Different types of deployable trusses, that is, trusses which can expand from folded to unfolded, or deployed, configurations, as well as varying arrangements for folding the truss members, have been developed. In some cases, the structural integrity of the truss, rather than compactness, has been emphasized, resulting in large, heavy truss members. The overall size of such a truss once it deploys is therefore kept relatively small due to size and weight limitations of the launch vehicle. Correspondingly, the size of the solar array supported by the truss is also relatively small making it difficult to justify the high cost of launching the truss into space.

On the other hand, efforts at minimizing the folded size of deployable trusses in order to meet the launch vehicle size limitation while maintaining the large deployed size of the trusses have sometimes resulted in structural deficiencies when the trusses are deployed. Deficiencies in three structural areas are of concern: bending stiffness, torsional stiffness and thermal stability. Ideally, each should be maximized when the truss is deployed in order to provide a stable, long-life platform for solar panels or other components supported by the truss. One means of maximizing bending stiffness and torsional stiffness is by increasing the size of the truss relative to the size of the solar panels it supports. For example, increasing the height of a truss in a direction normal to the surface of the solar panel it supports would correspondingly increase the bending stiffness and torsional stiffness of the truss-panel structure. Also, a taller truss improves the thermal stability of the truss, that is, the resistance of the truss to deflection caused by differences in temperature between different members of the truss. The greater the distance between two parallel members of the truss which are subject to differing temperatures, the less will be the deflection caused by the temperature differential. Yet modifying current deployable truss designs by increasing the height of the truss would result in the folded truss being larger than originally designed and therefore perhaps too large to fit in a launch vehicle.

In view of the above mentioned problems, it is therefore an object of the present invention to provide a deployable truss which is relatively large when deployed yet which can be compactly folded.

Another object of the present invention is to provide a deployable truss having increased bending stiffness and increased torsional stiffness for better supporting an array of panels.

Yet another object of the present invention is to provide a deployable truss with increased thermal stability.

SUMMARY OF THE INVENTION

The present invention, in accordance with one embodiment thereof, comprises a deployable truss including at least one foldable module. Each module comprises two fixed frames, two gate assemblies and two base members which are arranged for folding compactly. The gate assemblies extend between and are pivotally connected with both fixed frames and are hinged for folding near the centers thereof. The base members extend between and are pivotally connected with both of the fixed frames and are foldable near the centers thereof.

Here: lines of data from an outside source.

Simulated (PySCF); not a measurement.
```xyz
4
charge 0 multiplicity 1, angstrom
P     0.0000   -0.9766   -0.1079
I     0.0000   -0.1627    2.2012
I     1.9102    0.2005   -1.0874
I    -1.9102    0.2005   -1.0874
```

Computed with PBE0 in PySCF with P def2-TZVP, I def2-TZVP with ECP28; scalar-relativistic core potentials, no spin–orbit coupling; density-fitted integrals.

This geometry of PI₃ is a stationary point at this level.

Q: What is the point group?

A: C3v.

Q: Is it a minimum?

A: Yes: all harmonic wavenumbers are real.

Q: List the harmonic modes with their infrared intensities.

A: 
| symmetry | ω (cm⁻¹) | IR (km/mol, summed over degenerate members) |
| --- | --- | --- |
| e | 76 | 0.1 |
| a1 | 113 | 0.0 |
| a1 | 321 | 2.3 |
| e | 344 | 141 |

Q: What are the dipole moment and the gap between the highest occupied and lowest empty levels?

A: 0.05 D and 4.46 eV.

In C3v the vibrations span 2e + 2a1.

In a particular embodiment of the invention, two panels are attached to the base members and are foldable with the module. A motor and deployment linkage can be connected with the base members for actuating the folding and deployment of the module. The truss can include a plurality of modules arranged whereby adjacent modules share common fixed frames or common gate assemblies.

BRIEF DESCRIPTION OF THE DRAWING

This invention will be better understood from the following description taken in conjunction with the accompanying drawing, wherein:

FIG. 1 is a perspective view of the module of the present invention shown in its deployed configuration.

FIG. 2 is a side cross-sectional view of the module taken along lines 2--2 of FIG. 1.

FIG. 3 is an enlarged, partially broken view of the motor and deployment linkage.

FIG. 4 is a side view of the motor and deployment linkage in an intermediate position.

FIG. 5 is a side view of the motor and deployment linkage in a folded position.

FIG. 6 is a perspective view of the module in a partially folded configuration.

FIG. 7 is a perspective view of the module in its folded configuration.

FIG. 8 is a perspective view of a multiple module truss in a deployed configuration.

FIG. 9 is a perspective view of another multiple module truss in a deployed configuration.

FIG. 10 is a perspective view of the multiple module truss of FIG. 8 in a folded configuration.

FIG. 11 is a perspective view of the multiple module truss of FIG. 9 in a folded configuration.

DESCRIPTION OF THE PREFERRED EMBODIMENT

Turning now to a consideration of the drawing and in particular to FIG. 1, there is shown a foldable module 10 of the deployable truss of the present invention. The truss can include one or more of the modules 10, but for clarity, only one module 10 will initially be described.

FIG. 1 shows the module 10 in its deployed, or unfolded, configuration. The module 10 includes two fixed frames 12 and 14, two gate assemblies 16 and 18, and two base members 20 and 22.

Each of the two fixed frames 12 and 14 is preferably generally rectangular and includes an upper member 24, a lower member 26 and two side members 28 and 30. Each of the fixed frames 12 and 14 can also include two side diagonal braces 32 and 34 extending between opposite corners of the fixed frames to increase structural rigidity.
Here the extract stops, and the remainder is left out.